Unsecured business loans for SME’s- Process and eligibility

Unsecured business loans for SME’s- Process and eligibility

It is quite common for SMEs to have a situation of the expenses in excess of the earnings, especially in the initial years. This is because the SME may have to price their products or services low enough to attract potential buyers. Further temporarily stalling operations is not prudent as operating below capacity could hit profit margins.

This is because, while revenues will fall, the fixed overhead costs would diminish the profitability.  The fixed overheads include amortization, depreciation of assets, insurance premiums, property rent, taxes, and utility bills.

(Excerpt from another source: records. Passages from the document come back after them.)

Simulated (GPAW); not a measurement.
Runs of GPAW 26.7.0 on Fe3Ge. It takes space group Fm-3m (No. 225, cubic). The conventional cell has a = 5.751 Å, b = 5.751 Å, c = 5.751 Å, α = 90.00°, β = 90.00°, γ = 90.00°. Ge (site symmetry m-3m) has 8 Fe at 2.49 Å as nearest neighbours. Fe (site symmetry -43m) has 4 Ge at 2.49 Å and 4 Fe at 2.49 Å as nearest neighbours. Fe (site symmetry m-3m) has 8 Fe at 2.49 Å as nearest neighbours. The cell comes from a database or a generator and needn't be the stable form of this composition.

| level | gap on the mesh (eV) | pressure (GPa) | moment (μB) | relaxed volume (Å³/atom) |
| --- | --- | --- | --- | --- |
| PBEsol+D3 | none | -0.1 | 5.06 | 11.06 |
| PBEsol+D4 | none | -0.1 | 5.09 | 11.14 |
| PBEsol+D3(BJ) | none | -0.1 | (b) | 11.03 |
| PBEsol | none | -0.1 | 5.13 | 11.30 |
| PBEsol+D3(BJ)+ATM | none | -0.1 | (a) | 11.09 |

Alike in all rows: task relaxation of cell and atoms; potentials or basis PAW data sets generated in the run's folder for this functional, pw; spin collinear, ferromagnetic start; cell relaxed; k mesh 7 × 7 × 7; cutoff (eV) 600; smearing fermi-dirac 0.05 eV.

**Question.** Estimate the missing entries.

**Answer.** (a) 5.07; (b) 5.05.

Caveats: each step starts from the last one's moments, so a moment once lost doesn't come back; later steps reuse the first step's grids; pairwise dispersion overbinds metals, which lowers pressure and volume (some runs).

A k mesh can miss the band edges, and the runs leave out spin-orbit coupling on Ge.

At the same time, the cost of purchase of raw materials and labor is priced at the prevailing market rates. However, a cash shortage, in the long run, is not sustainable and can result in a liquidity crisis. The positive cash flow is a strong indicator of the financial health of the small business. Hence availing an SME business loan is the ideal way out.

An SME that plans to seize new business opportunities, and grow its business, continuous expansion of manufacturing operations, should opt for an unsecured small business loan.

An unsecured SME loan does not require the borrowing entity to pledge any valuable asset as collateral. With a secure digital process in place by fintech lenders, it is also easy to request for this funding. The entire loan process is carried out online- starting from application, processing to final approval, without the need to physically visit the lender premises.

FinTech lenders often are non-banking finance companies (NBFCs) that leverage cutting edge technologies to receive loan applications and disburse loan amounts in minimum turnaround time.

The SMEs that cannot afford to borrow from established banks due to high collateral requirements and other eligibility constraints have found a simple alternative to finance their business needs by way of unsecured small business loan from fintech players.

The business loans are sanctioned to all kinds of business operating structures-sole proprietary concern, partnership firm, company etc.

The process to obtain an SME business loan is as follows:

A loan applicant can apply for a business loan via the online portal of the fintech lender, by filling out a form requiring details of business constitution, turnover, monthly obligation payment capability.

To substantiate their credentials, the borrowers also need to upload the digital copies of ID proofs, PAN cards and the documents validating their business earnings. Such documents may be a balance sheet, recent profit and loss statement, the copies of processed income tax and GST returns and the documents substantiating the ownership and operating structure of the business.

Post the application submission, the FinTech sends its decision on the MSME/SME loan applied for. In case the eligibility criteria are met and all the relevant documents have been uploaded in the system by the loan applicant, approval is granted. In case of an approval, the approved loan amount is transferred to the bank account of the borrower within 3-5 business days. The final loan agreement is sent to the registered email of the borrower and can be signed digitally.

Broadly the eligibility criteria are as follows:

  • Age Limit of the applicant should be range between a minimum of 21 years & maximum of 65 years
  • Business should be profit making at least for the past 2 years
  • Turnover: Rs. 40 lakhs turnover should have been achieved as validated by GST returns
  • Co-applicants: This is optional to the applicant and not mandatory in case of a business loan
  • Submission of IT filings
  • Business should have completed an operating vintage of at least 3 years. However, in the case of 2 years of operations, the loan may be sanctioned if audited financial results of the past 2 years are submitted.